Peak performance

When our stores open on Thanksgiving day, we see an API traffic spike that is 10x our normal load. To ensure our systems are up to the task of handling the burst, we need to go beyond the typical load tests run as part of our continuous integration pipeline (someday we will write about our continuous performance testing!). Black Friday traffic requires a unique load profile and it requires all of our APIs to be tested simultaneously.

Around this time last year, me and two of my good friends on Target’s API team locked ourselves in a corner office for two weeks with a single goal: ‘Load test the sin out of our entire API platform to ensure we don’t experience a single incident due to traffic volumes throughout the holiday season’. We were 100% successful. These are the things we did that contributed to our success.

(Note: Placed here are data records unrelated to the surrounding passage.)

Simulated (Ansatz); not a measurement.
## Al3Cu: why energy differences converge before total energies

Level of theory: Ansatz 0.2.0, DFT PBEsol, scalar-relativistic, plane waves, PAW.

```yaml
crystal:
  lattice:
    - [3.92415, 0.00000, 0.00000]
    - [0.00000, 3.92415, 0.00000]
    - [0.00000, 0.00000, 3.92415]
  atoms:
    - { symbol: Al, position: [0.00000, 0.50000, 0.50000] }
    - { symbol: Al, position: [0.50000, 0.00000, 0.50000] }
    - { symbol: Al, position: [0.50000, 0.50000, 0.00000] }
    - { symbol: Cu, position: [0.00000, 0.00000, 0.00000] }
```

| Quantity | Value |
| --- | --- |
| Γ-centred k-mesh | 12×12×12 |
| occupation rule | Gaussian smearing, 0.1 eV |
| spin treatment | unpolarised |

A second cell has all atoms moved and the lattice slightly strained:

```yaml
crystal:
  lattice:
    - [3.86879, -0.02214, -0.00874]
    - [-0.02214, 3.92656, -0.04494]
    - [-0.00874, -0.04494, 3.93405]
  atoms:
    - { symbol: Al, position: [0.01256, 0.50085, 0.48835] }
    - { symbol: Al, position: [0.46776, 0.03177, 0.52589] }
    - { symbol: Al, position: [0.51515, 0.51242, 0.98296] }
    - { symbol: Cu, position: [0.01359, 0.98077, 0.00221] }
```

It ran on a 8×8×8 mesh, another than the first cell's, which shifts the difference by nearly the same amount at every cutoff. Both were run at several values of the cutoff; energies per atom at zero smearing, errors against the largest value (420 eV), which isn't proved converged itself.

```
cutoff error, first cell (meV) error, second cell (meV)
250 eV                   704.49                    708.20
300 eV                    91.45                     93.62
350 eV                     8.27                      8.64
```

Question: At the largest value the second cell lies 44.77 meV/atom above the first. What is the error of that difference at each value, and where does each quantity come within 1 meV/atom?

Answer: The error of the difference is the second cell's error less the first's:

We structured our test plans in a way that made sense

Because we were testing APIs it was relatively easy for us to logically break out our test scripts. Each API (e.g products-v3, locations-v2, etc) had a standalone script that contained the load profile. Any test data necessary was kept in a sub directory called “data” and referenced using JMeter’s CSV Data Set Config config element.

Example of a basic test plan for our items API: Example test plan

We then created a master script that consisted solely of JMeter Include Controllers. This made it extremely easy for us to modify our test approach on the go. For example, in one instance we found a bottleneck in our APIs that use OAuth. It took less than ten minutes for us to modify our master script to include only OAuth specific APIs.

Example master script: Example master script

We leveraged the JMeter plugin community

If you use JMeter and are testing APIs, install the “Extras with libs” plugins at jmeter-plugins.org The plugins provide some excellent utilities for working with JSON.

We used a version control system (we prefer git/GitHub Enterprise) to track changes and collaborate on our test scripts. We committed early, and committed often. Also, pull requests make it dead simple to review each other’s changes.

Not much more to say on this one. Common sense.

We built our test profiles from past production traffic

When building out load profiles for each API, our initial plan was to ask our API consumers what they expected traffic volume would be. It turned out that this approach wasn’t as good as we first thought it would be. There are many consumers across our APIs and there is a significant amount of coordination that needs to happen for this approach to work. Even in instances when we did receive estimates from consumers, we often found that we were in a better position to estimate usage than they were (they weren’t logging and aggregating all of their API requests, we were!)

Here is a simplified version of the method used to estimate consumer traffic:

  • Find the max average transactions per second over a 60 second period, per API, 4 Sundays before last Thanksgiving
  • Find the max average transactions per second over a 60 second period, per API, last Thanksgiving day
  • From those values come up with a per-API multiplier
  • Find the max average transactions per second over a 60 second period, per API, 4 Sundays before this Thanksgiving
  • Apply the per API multiplier to each API (we included a little extra cushion too)
  • For those of you familiar with Splunk this is the query we used to calculate the maximum average transactions per second:
index=target_apis Environment=prod | bucket _time span=1s | stats count as TPS by _time API | bucket _time span=1m | stats Avg(TPS) as max_avg by _time API | stats Max(max_avg) by API

It turned out that real traffic was a great predictor of real traffic. Our estimate ended up being quite close to actual traffic on Thanksgiving.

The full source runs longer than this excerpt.